The textwrap module, which is a part of the Python Standard library, provides utilities that allows adjustments on where line breaks occur in a given piece of text. It can be used to break paragraphs into individual lines, format text for output in different ways, indent and de-indent text blocks, etc. 

It offers programmatic functionality similar to text wrapping or filling features found in text editors and word processors. 

Filling paragraphs

The module provides the fill() functions which wraps and formats a given paragraph by  adding line breaks in the text to make it fit in a given width.

import textwrap

sample_text = "One of the great things about Python is its ability to interact with other languages and technologies. It can be used as a scripting language to automate the boring stuff, or to extend existing programs and applications with powerful new features."

#Filling paragraphs
filled_text = textwrap.fill(sample_text, width = 50)

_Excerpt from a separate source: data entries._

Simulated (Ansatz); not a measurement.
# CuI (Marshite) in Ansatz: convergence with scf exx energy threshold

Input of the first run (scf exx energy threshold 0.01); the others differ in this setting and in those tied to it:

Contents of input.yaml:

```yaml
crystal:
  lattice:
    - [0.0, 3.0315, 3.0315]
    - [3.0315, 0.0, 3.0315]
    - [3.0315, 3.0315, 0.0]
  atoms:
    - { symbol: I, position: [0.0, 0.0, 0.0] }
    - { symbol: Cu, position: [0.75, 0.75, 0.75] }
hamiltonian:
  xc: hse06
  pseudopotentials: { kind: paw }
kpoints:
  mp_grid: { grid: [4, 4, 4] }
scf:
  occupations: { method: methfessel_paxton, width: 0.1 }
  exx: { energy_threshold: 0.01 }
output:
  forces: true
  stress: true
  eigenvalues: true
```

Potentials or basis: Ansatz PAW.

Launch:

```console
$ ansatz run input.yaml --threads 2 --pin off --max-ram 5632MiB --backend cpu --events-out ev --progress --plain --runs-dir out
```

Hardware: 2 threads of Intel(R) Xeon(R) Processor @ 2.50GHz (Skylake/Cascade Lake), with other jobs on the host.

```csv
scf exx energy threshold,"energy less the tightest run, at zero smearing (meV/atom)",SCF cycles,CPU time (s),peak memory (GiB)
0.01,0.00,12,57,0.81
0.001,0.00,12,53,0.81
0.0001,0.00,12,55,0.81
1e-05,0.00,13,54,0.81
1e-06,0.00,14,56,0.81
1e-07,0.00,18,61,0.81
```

fill(text, width = 70, **kwargs)
text The text to be wrapped.
width An optional parameter which specifies the maximum length of each line of text. It defaults to 70.
**kwargs any other additional keyword arguments. used to modify the wrapping behavior

The function re-formats the 'text' to fit in lines of no more than 'width' columns. Tabs in the text  are expanded and other whitespace characters converted to space. It returns the resulting wrapped paragraph.

Removing indentation in a text

The textwrap.dedent() function removes any common leading whitespace from every line in the input string.

text The text to de-indent.

The function returns the de-indented string.

import textwrap

#An indented piece of text
text = """
     One of the great things about Python
     is its ability to interact with
     other languages and technologies. """

#Use the dedent() function to remove leading whitespaces at each line.

Indent a the lines in a given text

To indent a line in a text, we can use the textwrap.indent() function  The syntax for this function is as shown below:

textwrap.indent(text, prefix, predicate=None)
text The piece of  text to be indented.
prefix The string to be added to the beginning of each line.
predicate An optional function to decide which lines to indent.

The function removes any existing known form of indentation, and instead applies the prefix as the indentation for each line. 

import textwrap

source_string = """a = 10
b = 20
c = 30
#Use the indent function to comment the whole 'python_code'
print(textwrap.indent(source_string, "#"))

Hanging indents using fill()

Hanging indents are a formatting style where the first line of a paragraph is indented differently  from the subsequent lines. 

The fill() function, as we saw from its syntax above, takes additional keyword arguments. We can use these keyword arguments to achieve hanging indents, specifically , the initial_indent and subsequent_indent keyword arguments.

import textwrap

#An irregularly indented piece of text
text = """Meet the Pynerds: an exclusive group of individuals who have dedicated their lives to perfect Python programming.
Hours upon hours are spent scouring the world wide web for the most eloquent expression of the Python language.          
Every keystroke must be perfect because to them, Python programming is an art form – and they strive to become masters at it.
But don't let their seriousness fool you: these Pynerds know how to have a good time too - as long as it involves coding!"""

#De-ident the text befor filling it
dedented_text = textwrap.dedent(text)

#Use the dedent function to remove indentation.
print(textwrap.fill(dedented_text, initial_indent = '  ', subsequent_indent = ' ' * 4, width = 50,))

Shorten a text

We can use the textwrap.shorten() function to truncate the given text to fit in the specified width.

shorten(text, width, **kwargs)
import textwrap

text = "All animals are equal but some animals are more equal than others."

print(textwrap.shorten(text, width = 40, placeholder = '....'))

When using the shorten() function, the given text first has its whitespaces collapsed.  If it then fits in the *width*, it is returned as is. Otherwise, as many words as possible are joined and then the placeholder is appended.